The left plot shows the % distribution of zones accessed, with blue showing Abhishek’s distribution, and green showing the average batter’s. All batters have been converted to RHB for this. You can see that Abhishek accesses the offside (two sectors on the left of the plot) more than the other batters given the ball areas he faces. The dashed circle in the left panel shows the 12.5% level: this would be the distribution if all zones were uniformly accessed. On the right you can see a similar comparison of his SR in different zones, with the white circle showing 200 SR just as a guide.
Below is the same plot for Vaibhav Sooryavanshi vs pace. As I discussed in my recent piece on ESPNcricinfo, he accesses the straight legside V much more often than other batters due to his unique backlift, bend of the back, and downswing.

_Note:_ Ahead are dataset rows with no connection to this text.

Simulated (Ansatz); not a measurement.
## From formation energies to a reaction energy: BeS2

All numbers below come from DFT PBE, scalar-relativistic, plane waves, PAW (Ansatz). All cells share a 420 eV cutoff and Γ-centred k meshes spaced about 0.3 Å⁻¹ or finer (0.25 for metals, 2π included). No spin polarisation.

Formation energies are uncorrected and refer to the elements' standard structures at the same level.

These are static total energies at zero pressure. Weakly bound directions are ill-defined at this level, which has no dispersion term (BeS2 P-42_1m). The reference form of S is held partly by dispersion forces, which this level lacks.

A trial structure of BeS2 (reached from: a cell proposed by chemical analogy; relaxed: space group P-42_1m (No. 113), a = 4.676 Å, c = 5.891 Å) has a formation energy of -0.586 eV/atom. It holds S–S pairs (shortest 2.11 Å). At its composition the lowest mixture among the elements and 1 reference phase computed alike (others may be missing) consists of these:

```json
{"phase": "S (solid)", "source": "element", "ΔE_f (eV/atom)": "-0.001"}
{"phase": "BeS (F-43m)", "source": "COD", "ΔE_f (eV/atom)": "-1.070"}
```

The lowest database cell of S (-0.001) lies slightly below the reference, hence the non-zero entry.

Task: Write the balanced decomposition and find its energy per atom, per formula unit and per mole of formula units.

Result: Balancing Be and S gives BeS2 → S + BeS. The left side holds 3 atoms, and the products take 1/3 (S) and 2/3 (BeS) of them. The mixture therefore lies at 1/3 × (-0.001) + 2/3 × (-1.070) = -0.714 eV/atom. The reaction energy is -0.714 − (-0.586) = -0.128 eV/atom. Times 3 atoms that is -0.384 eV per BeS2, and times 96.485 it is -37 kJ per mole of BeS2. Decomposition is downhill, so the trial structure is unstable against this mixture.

These figures can be a useful starting point for not just looking at strong and weak zones of batters, but also beginning to quantify the “diversity” of a batter’s shot options. For instance, in the two plots above, we can see that the bulk of both Abhishek Sharma’s and Sooryavanshi’s scoring is in 2-3 zones. Their SRs exceed the field’s SR by far, but their target areas are 3 zones. Compare this to Prabhsimran Singh’s zone breakdown, which seems to be more “evenly” distributed.
We are already getting a sense of different “styles” of batters: Abhishek and Sooryavanshi target fewer areas compared to Prabhsimran but they gun for maximising those areas. How can we formalise this notion?
Enter entropy. Entropy is commonly and colloquially called “disorder”, borrowing from its meaning in the thermodynamics / statistical physics sense. However, the same entropy plays a vital role in information theory, where it encodes the “ability to surprise” of a given distribution. A sharply lopsided distribution has low entropy. Let’s take a hypothetical batter who plays just one shot. When they play a shot, no opposing captain is surprised. Compare this to another hypothetical batter who plays 7 shots with equal probability: the fielding captain is unsure about which shot will be played, and is “surprised” more than they were facing the one-shot batter. The idea is that low-probability events possess more “information”. Entropy codifies this concept.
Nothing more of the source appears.